ItsNear's blog

By ItsNear, history, 21 month(s) ago, In English,

Hi,

Myself together with a small team of researchers are trying to teach machines solve competitive programming problems.

For that we need a large dataset of problems and solutions.

We have already crawled practically all websites that have public solutions, and are now trying to crawl solutions that are not public.

If you were solving problems from Timus, UVa or any other platform with private submissions, and are open to giving us access to your account to crawl the solutions, please send your credentials to me via a personal message. It will help us a lot with our research. The language in which you were solving problems doesn't matter.

We won't publish your code anywhere, and won't use the credentials in any way except for crawling the solutions.

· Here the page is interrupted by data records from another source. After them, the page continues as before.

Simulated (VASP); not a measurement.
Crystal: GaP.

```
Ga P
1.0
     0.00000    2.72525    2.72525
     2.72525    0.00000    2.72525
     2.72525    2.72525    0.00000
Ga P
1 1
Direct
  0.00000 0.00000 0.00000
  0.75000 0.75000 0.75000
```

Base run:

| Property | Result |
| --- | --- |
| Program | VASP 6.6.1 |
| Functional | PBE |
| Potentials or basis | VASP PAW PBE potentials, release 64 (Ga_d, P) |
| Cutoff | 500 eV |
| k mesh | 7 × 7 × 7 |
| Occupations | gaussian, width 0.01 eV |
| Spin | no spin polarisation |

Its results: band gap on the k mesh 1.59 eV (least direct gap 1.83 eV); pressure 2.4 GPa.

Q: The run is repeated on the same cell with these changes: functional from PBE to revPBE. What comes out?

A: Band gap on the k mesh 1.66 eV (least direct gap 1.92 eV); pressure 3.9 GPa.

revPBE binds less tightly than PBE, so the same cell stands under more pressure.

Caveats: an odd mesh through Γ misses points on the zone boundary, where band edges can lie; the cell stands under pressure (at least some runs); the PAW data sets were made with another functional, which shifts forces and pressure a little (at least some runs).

Besides that a reminder that we have a labeling platform where we are trying to rewrite competitive programming problem statements in a short concise way. We pay for doing it, and many people who are presently helping us are making $12/hour. The link to the platform is

https://r-nn.com

It is a very nice way to get extra income for people who can't have a full-time job due to practicing for the upcoming competitions or studying.

 
 
 
 
  • Vote: I like it  
  • +96
  • Vote: I do not like it  

»
21 month(s) ago, # |
  Vote: I like it +74 Vote: I do not like it

That's a very bold thing to do, wish you luck, but I (and many other people) think that science is not ready for such thing. But fortune favours the brave.

  • »
    »
    21 month(s) ago, # ^ |
      Vote: I like it +46 Vote: I do not like it

    Yes, people are divided into those who think it's a decade away and those who think it is around the corner. I belong to the latter group :)

    Both me and a friend of mine have left our day time jobs to work on this full time, so we are quite invested in our belief :)

»
21 month(s) ago, # |
  Vote: I like it 0 Vote: I do not like it

Does UVa even store solutions?

  • »
    »
    21 month(s) ago, # ^ |
      Vote: I like it 0 Vote: I do not like it

    You are right, apparently it doesn't.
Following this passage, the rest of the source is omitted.